Donald Trump & His Threat to “Fed Independence”
AT A GLANCE
• Once “Trump’s guy,” Fed chairman Jerome Powell is now persona non grata.
• The Fed is an engine of inflation that debases the currency and fuels the boom-bust cycle.
• “Fed independence” is a red herring used to justify unaccountability.
• Based on the Fed’s figures, it’s hard to justify monetary easing, which Trump is demanding.
Ever since Donald Trump’s first presidential administration, his Establishment critics have left little to the imagination when describing the allegedly unprecedented threat that his actions pose to the fate of our Republic. In the wake of such hyperbole — including charges that President Trump was literally taking orders from the Kremlin — it is difficult for the average citizen to evaluate more esoteric accusations involving the conduct of monetary policy. Specifically, Trump’s recent demands that Fed Chairman Jerome Powell resign, and his attempted removal of Fed Governor Lisa Cook, have renewed a stream of claims that Trump’s “bullying” will distort financial markets and hamper the central bank’s ability to steer the economy.
In the present article, I’ll give some historical context and theoretical framework to help the reader assess these accusations. As we’ll see, the critics are right that Trump is trying to influence monetary policy in a way that is at odds with the official narrative. Yet that official narrative is itself bogus; governments create central banks for the same reason any power center wants to control the money. In this sense, Trump’s actual sin is his transparency in his motivations. The myth of “Fed independence” largely serves to dupe the public into believing technocratic experts are in charge, when in reality the Fed has wrecked the dollar and spawned even worse boom-bust cycles since it has come on the scene.

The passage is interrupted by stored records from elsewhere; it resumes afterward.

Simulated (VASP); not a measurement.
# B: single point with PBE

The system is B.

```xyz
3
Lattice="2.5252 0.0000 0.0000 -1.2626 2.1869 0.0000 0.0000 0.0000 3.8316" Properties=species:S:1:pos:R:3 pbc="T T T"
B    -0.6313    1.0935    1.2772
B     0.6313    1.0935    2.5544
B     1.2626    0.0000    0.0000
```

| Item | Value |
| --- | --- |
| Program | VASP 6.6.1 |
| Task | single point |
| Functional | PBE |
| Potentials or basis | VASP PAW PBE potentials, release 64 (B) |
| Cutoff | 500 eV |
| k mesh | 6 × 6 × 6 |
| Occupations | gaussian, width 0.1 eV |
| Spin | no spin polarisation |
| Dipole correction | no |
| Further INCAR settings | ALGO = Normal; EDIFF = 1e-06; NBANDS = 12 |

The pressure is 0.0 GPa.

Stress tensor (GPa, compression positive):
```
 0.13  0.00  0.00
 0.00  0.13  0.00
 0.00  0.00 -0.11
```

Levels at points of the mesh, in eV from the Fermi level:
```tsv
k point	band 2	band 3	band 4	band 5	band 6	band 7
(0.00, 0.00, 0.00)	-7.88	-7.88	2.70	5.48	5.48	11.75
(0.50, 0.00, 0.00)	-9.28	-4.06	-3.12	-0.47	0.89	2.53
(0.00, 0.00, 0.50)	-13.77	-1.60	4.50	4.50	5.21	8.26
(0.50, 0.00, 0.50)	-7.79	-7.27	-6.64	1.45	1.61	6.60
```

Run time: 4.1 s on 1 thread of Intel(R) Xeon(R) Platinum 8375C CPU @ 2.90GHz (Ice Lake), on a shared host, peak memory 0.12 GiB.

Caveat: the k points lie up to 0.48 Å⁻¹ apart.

Trump’s Long-running Feud With the Fed
Unlike the previous two Federal Reserve chairs (Ben Bernanke and Janet Yellen), who held Ph.D.s and built careers in academia, Jerome Powell earned his Juris Doctor at Georgetown and then spent decades in various roles in investment banking (as well as at the U.S. Treasury in the George H.W. Bush administration). He was initially nominated in late 2011 to the Federal Reserve’s seven-member Board of Governors by President Barack Obama, and took office in 2012. Ironically, it was President Trump himself who first nominated Powell in 2017 to become the chairman of the Board of Governors, replacing Janet Yellen; he actually became Fed chair in February 2018. After his initial four-year term, he was reappointed under President Joe Biden in 2022 after facing down hostility from some Democrats, including Senator Elizabeth Warren (D-Mass.), who had called him a “dangerous man” for allegedly loosening banking regulations during his first term.